That was the target fan base for the Monkees project.  A project that flamed brightly and then fizzled just as quickly.  Beyond a rather shallow premise and limited number of gags, the studios attempted to promote the band as the same band people saw on television.  They weren't.  Two - Nesmith and Tork - were accomplished musicians.  But Jones and Dolenz were merely actors playing musicians.  When word leaked that their albums were recorded by professional musicians and not the four from the series, the group came in for some heavy ribbing. 

Despite fighting the studios for more control in order to elevate their status among the '60s music scene, including a moment when Nesmith was rumored to have punched a hole in the wall out of anger, the Monkees were not able to save the sinking ship.  The show was canceled after two seasons.  The band eventually broke up some years later. 

I saw reruns when I was young, but paid scant attention to them.  Then in 1986, in February of my freshman year of college, news broke that The Monkees were reuniting with a new album, new songs and a world tour forthcoming.  It was the twentieth anniversary of their television debut. MTV played a marathon of Monkees episodes around the clock. The only snag was that Nesmith, likely the most successful of the group in his solo years, would not take part in the reunion.  

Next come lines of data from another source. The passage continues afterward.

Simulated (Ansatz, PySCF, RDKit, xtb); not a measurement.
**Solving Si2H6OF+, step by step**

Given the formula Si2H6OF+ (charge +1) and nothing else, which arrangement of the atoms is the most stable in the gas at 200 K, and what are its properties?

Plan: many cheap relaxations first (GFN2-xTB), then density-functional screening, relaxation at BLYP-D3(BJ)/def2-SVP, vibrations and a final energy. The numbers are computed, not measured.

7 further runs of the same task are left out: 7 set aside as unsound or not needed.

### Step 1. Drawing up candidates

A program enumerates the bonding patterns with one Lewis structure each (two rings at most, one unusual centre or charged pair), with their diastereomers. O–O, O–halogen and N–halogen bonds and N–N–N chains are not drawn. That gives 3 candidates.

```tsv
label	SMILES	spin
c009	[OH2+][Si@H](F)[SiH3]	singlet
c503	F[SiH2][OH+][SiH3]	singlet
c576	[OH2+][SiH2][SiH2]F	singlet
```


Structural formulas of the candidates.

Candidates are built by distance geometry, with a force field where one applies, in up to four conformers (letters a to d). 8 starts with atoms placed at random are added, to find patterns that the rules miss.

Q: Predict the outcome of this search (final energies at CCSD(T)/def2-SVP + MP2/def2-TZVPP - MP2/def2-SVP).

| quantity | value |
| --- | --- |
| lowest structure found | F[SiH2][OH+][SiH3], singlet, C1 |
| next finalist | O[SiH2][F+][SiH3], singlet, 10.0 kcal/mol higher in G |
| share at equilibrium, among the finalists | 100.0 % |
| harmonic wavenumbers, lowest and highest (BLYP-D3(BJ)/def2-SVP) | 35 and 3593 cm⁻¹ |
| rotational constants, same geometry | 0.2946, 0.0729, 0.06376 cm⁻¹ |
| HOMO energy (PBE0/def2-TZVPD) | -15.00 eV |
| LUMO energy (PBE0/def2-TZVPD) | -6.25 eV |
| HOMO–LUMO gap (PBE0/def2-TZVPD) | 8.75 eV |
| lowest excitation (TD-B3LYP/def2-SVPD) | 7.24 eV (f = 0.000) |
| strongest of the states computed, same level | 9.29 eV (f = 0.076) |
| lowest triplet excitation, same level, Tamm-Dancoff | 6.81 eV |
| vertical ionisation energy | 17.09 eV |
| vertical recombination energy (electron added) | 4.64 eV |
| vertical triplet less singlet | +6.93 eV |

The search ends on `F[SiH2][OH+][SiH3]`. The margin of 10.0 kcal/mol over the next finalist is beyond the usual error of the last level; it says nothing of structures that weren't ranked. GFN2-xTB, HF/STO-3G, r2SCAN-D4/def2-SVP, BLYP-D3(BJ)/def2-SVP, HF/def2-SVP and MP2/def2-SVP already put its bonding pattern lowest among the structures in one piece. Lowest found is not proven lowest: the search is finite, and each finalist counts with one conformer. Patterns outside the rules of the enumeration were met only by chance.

That winter and spring semester and the following fall of 1986 were filled with Monkees news, their tour, their new releases, and a few old releases.  For my birthday, I was given a newly released tape of their hits, exposing me to music that wasn't the greatest in the world, but not always altogether bad. A couple hits actually made regular airplay for a bit, including old clips form the Monkees series played on MTV as stand alone videos:


The moment I remember, however, was that Christmas my sophomore year.  MTV produced a video of the three band members who were touring performing bits and pieces of different holiday standards.  Not the religious ones.  I posted here how wholesome it appears, even though it was MTV - the cutting edge of bringing all sex, drugs, orgies and animal behavior into America's living rooms. Today that era of MTV would be too tame for Disney. 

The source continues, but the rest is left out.